BNP Capital stood to rake in more than R300-million for a capital-raising deal with South African Airways and when that crashed amid a public outcry, former SAA chairperson Dudu Myeni single-handedly signed off on a R49.9-million cancellation fee to the company.
Grissag AG, a company belonging to Free State businessman Pieter Van der Merwe and a Russian financier, Sergey Pokusaev, was installed into three different bids to help SAA raise R15-billion to consolidate its debt portfolio under highly questionable and controversial circumstances in 2015/2016.
Testifying at the State Capture Commission on Friday, June 14, Van der Merwe explained how a BNP Capital representative contacted him to partner on the deal.
This was after two earlier bids involving Grissag were unsuccessful. Once because it had failed an SAA due diligence and a second time because National Treasury had blocked the Free State Development Corporation (FDC) from stepping outside its mandate to bail out SAA through a partnership with Grissag.
Van der Merwe took the Commission through each of the failed partnerships and then described as “false” claims by BNP Capital, a middleman, that the company had to pay Grissag $5-million as a result of SAA cancelling the deal.
SAA was forced to terminate the deal amid a threat of legal action by civic organisation Outa.
Van der Merwe testified about claims contained in letters that BNP’s then CEO, Daniel Mahlangu, had written to SAA as the deal was disintegrating.

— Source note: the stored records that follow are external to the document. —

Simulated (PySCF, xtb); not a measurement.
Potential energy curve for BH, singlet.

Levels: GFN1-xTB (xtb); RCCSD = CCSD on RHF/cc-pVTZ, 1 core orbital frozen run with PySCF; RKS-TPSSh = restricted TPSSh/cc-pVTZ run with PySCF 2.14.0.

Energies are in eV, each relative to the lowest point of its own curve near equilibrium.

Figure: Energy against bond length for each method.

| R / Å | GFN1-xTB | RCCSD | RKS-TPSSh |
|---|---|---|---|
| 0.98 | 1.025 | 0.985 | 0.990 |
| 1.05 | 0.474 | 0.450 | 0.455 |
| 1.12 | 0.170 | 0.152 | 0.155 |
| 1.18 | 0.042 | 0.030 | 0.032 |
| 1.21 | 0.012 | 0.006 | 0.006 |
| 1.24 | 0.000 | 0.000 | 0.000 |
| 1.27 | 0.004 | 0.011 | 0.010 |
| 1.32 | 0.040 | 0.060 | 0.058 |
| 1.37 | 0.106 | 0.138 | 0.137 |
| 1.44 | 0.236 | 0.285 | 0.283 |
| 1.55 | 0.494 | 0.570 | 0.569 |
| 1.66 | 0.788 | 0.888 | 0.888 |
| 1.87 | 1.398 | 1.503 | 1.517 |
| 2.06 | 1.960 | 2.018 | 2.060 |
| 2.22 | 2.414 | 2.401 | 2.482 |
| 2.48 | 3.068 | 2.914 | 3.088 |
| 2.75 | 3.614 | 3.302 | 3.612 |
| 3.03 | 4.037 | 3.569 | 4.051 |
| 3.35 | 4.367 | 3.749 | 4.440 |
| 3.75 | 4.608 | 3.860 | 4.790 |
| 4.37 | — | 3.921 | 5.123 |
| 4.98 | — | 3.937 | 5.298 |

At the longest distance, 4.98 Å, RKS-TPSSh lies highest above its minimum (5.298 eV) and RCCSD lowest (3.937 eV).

Mahlangu had motivated for a 50% cancellation fee and told the airline that Grissag had incurred costs relating to the fund-raising deal that included efforts by Chinese, Brazilian and Abu Dhabi investors.
Not true, said Van der Merwe, adding that Grissag’s funders were not known to anyone, let alone BNP Capital.
“Our funders have never been disclosed to anyone, they’re definitely not Chinese or Brazilian.”
Asked about the multimillion-dollar cancellation fee that BNP had motivated for, Van der Merwe again said, not true.
“There was no contract so there was no basis for a cancellation fee.”
BNP had told SAA that the cancellation fee was to cover expenses such as flying Grissag executives around the world to drive the fund-raising bid.
Mahlangu, in his letters, had explained that four Grissag directors had been dispatched to Paris – they allegedly came from Brazil, Canada and Russia.
He also wrote that Grissag had to keep them in Paris from 1-8 June 2016 while waiting for word from SAA, thereby incurring flight and accommodation costs.
Said Van der Merwe: “Grissag only had two directors at the time.”
He told the Commission that he did not travel to Paris on 1 June and neither did his Russian partner, Pokusaev.
“I know that because I make all his travel arrangements.”
BNP’s cancellation demand also sought to include cover for “breakage costs” incurred by Grissag as a result of the company allegedly tapping into overseas investments for the deal that didn’t come to fruition.
Van der Merwe also poured cold water over this claim.
The Commission heard that Mahlangu sent SAA a second letter for the cancellation fee, this time revising the amount to R49.9-million.
When confronted with the request for board approval, Myeni merely said: “I approve,” the Commission heard.
Grissag AG was registered in 2015. The company had no real trade record or even a Google presence, but executives at SAA frantically pushed to install the unknown company as an arranger for the debt-consolidation package.
The deal eventually cost former SAA group treasurer Cynthia Stimpel her job after she sounded the alarm over a string of irregularities.
Van der Merwe said he had first met his Russian partner on a business trip to Zimbabwe in 2015. They decided to pursue funding deals in South Africa and set up Grissag AG.
Van der Merwe said he is a resident of the Free State and once the company started operating he met officials from the FDC because he was keen to get into the gap-housing market. He put together a proposal, but that didn’t work out.
Then a small-town lawyer called him out of the blue to introduce him to an entity called Seacrest Investments, the company that ended up being recommended for the SAA deal at the initial stage.
The Commission has heard that Seacrest was recommended for the deal subject to a full due diligence and conditions precedent, but the board rejected the company.
While the airline’s finance team wanted to go back to the market for new proposals, the SAA board suddenly introduced the FDC, allegedly instructing executives to urgently negotiate and conclude the deal.
This instruction, the Commission heard, was based only on a letter of offer from the FDC, one that contained no figures and which specifically stated that it was not a commitment letter.
Following internal push-back and questions about the legality of the FDC getting involved in the deal, BNP Capital emerged as the third option for the deal.
The State Capture Commission has heard extensive testimony by Stimpel about how former acting CFO Phumeza Nhantsi and others allegedly tried to conceal the presence of Grissag in the two subsequent bids.
In the end, Nhantsi signed off on a costly term sheet paving the way for BNP Capital and Grissag to be appointed – this took place during a meeting in her office that took no more than 10minutes, Van der Merwe testified.